Walking further on, the terrain becomes more challenging, as the flat surface is suddenly replaced by an uneven rocky track where begins a gradual steep incline. Making my way along this slippery surface there are keen abseilers preparing for their respective upward climb. By thuis time the wind has increased and blowing a fine mist of rain. As I follow the ever rising path, I come across even keener wayfarers trekking their way to their respective destinations. The rain has started to increase in intensity by this time, and their are more abseilers making preparations!

The gorge presents a stark but captivating picture with the valley being encroached on both sides by towering cliffs and crags. Vegetation is in abundance, which appears to have colonised along a dry river bed - which I assume will no longer BE arid after this rain. As the rain continues to fall, the cliff faces glisten with the moisture and the red oxides develop a deeper colour. On a clear day the oxides must just glow in the sunlight presenting the cliff faces with a marbling effect. I pass tunnels which are being dug into the cliff faces but for what purpose is not identified and entry is prevented by secure shoring.

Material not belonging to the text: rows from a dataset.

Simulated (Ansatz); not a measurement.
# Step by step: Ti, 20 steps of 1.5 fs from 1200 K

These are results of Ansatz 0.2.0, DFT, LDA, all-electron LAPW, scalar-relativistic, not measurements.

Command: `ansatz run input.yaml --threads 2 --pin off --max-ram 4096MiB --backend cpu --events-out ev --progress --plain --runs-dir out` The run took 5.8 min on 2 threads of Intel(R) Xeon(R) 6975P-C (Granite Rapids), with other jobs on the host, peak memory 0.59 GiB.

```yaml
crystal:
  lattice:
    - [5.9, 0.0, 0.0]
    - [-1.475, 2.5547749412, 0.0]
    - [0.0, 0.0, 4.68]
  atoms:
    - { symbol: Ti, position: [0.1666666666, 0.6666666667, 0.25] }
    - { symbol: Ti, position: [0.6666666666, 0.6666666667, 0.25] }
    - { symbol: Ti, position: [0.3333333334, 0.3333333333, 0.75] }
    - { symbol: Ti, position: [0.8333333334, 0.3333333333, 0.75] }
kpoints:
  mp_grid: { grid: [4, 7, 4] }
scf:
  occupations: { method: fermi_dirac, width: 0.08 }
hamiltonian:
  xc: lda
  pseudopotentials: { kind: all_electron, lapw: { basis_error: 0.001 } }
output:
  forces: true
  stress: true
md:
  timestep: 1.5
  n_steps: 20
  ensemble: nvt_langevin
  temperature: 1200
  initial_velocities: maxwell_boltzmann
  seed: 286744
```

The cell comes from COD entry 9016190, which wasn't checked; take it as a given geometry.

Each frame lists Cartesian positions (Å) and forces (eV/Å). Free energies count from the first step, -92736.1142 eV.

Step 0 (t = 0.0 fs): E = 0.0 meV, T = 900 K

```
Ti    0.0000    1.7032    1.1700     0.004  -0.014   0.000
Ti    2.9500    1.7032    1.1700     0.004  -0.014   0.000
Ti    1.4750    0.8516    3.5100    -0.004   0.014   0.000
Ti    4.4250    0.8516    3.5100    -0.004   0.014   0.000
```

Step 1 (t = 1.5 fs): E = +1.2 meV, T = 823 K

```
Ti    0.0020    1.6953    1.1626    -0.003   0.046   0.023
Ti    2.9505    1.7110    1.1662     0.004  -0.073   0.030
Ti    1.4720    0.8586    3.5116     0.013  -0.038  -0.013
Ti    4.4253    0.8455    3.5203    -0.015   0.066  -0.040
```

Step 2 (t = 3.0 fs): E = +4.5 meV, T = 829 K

The rain is beginning to intensify as is the wind, and yet I am greeting more adventurers who seem to be undaunted by the deteriorating weather. I ask one the this group where they are headed; and I'm informed they hope to reach a 'Wayfarers Hut' which is about six kilomteres ahead. It is there they will possibly spend the night before pressing onwards, to complete their 30k trek over the next couple of days. I guess the route will be fairly strenuous?

After half an hour, the rain has begun to bucket down and the wind is howling. I guess it is good enough reason to head back to the car. The return journey is somewhat longer as the path has become quite slippery and treacherous. Albeit, the weather hasn't daunted the abseilers as they are still making their preparations! Oh, well, whatever rocks one's boat....

We make a quick call into the Mala (small) Paklenica gorge. There is way less infrastrcture here and the path is less defined. In fact there is a warning sign announcing 'dangerous mountain paths' and another with 'climbing prohibited'. OK, so they prefer you to explore the larger gorge. We don't want to spend too much time here so after a few quick photos that includes some of workers crushing and leveling a rock fall with a noisy old grader creaking along on its tracks and an odd assortment of domestic tools such as shovels, a rake and a small hand held hacksaw, we push on. The weather is still s***.

And so onward we push. We climb up and over the Velebit Mountains with some stunning views marred by the weather. At one point there is a pipe from a hydro water scheme that come from inside the mountain above us and then just runs straight down the side of the sheer drop to the valley far below where it takes off like a snake seeking water, heading for a lake we can see.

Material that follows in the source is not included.